Defend the Octopus of Marriage: YES on Prop. 8!


This seminal 2004 passage from Fafblog has been widely misunderstood as satire, but I contend that it is a serious metaphor, playful, yes, but both beautiful and accurate, for the vast danger posed to all happy NORMAL marriages by the legalization of the same-sex perversion of the institution.  Read it again, and try to take it seriously, as California begins to fight for its soul:

…as all God-fearing patriots sense by instinct, each time a man and a woman are married, they are touched on a higher plane of reality by one of the tentacles of God’s immense Octopus of Marriage, housed in Heaven, whose countless tentacles stretch out to embrace everyone else joined in the divine institute of Marriage. However, if gays begin to be married in America, the Octopus of Marriage will stretch down – unwittingly! – and touch its tentacle to their marriage as well… and in doing so, will be tainted by Gay.
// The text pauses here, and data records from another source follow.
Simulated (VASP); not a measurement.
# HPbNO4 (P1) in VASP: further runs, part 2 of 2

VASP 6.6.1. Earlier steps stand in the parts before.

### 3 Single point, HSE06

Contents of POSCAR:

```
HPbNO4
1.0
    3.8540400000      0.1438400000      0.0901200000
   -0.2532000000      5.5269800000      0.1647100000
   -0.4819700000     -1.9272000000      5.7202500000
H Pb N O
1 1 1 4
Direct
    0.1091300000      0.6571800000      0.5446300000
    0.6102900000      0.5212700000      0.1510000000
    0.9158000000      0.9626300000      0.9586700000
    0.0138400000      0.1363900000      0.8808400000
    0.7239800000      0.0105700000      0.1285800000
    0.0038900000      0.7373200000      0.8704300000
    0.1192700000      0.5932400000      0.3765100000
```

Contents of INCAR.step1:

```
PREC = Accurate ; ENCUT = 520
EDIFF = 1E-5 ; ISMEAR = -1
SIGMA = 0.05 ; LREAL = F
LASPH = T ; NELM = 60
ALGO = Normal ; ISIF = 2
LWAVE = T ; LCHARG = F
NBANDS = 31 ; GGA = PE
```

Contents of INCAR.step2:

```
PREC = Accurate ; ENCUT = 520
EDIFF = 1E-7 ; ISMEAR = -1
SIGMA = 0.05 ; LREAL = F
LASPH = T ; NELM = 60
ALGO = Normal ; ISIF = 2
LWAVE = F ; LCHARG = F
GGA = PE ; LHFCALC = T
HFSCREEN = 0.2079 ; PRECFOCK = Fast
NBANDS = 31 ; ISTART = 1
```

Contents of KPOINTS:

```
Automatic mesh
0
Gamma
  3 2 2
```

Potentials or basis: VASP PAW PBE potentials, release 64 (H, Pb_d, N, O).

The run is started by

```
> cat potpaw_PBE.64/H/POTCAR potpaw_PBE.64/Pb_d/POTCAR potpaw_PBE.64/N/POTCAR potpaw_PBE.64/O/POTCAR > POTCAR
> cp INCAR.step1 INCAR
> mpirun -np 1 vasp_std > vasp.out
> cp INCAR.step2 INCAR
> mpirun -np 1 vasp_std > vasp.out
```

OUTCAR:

From there, this disaster leads to apocalyptic proportions, for once the Octopus of Marriage is itself corrupted with Gay, the corruption will spread through every marriage in America – tainting every happily married straight couple from Joe and Hadassah Lieberman to Newt and Marianne Gingrich with Gay. The epidemic of Gay would inevitably lead to the extinction of the human race…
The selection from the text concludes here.